Monday, August 15, 2011

What was really said.


In the Hunterdon County Democrat August 11, 2011 edition, a letter to the editor appeared chastising me for several offenses to the writer’s credo of how police services should be delivered.  Unfortunately the straw man the author establishes is absent of facts and misstates my intentions and the statements of others.

I am not advocating consolidation of police services into a county run police force.  Rather I am supporting a thorough examination of the cost of our current model of 14 separate police forces in their respective municipalities and the cost of alternative means of policing those 14 communities.  This is in response to resolutions passed by most of the municipalities in the county and most of the municipalities with their own police force requesting just this help from the County government.
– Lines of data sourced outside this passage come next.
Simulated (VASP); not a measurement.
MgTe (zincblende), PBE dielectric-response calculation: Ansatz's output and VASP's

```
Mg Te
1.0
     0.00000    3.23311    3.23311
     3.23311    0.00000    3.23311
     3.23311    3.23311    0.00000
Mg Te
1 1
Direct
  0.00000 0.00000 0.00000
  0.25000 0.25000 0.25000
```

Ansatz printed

Once those costs and the savings, if there is any, are known, the municipalities can choose to move forward with making an informed choice.  That choice should take into account, as this paper’s editorial rightly points out, the value of the existing level of service.

The writer also misstates what the Somerset model would do if enacted.  The Somerset study would not create a County wide force but rather a single municipally run force.  At no point, in either the model Somerset County is pursuing or in the presentation I made, for which the writer was not present, was it suggested the County government pay for a police force.

It is my opinion that police is a municipal function and should remain a municipal function.  I stand ready to help municipalities work to find a way to meet the demands of shrinking tax bases, increasing costs and the restrictions of the 2% cap law.  That could mean merging forces into one large force, several regional forces or keeping the current police forces intact.  What should not be done is to force upon the municipalities and their residents a dictate, be it from Trenton, the County seat or the énarque writer.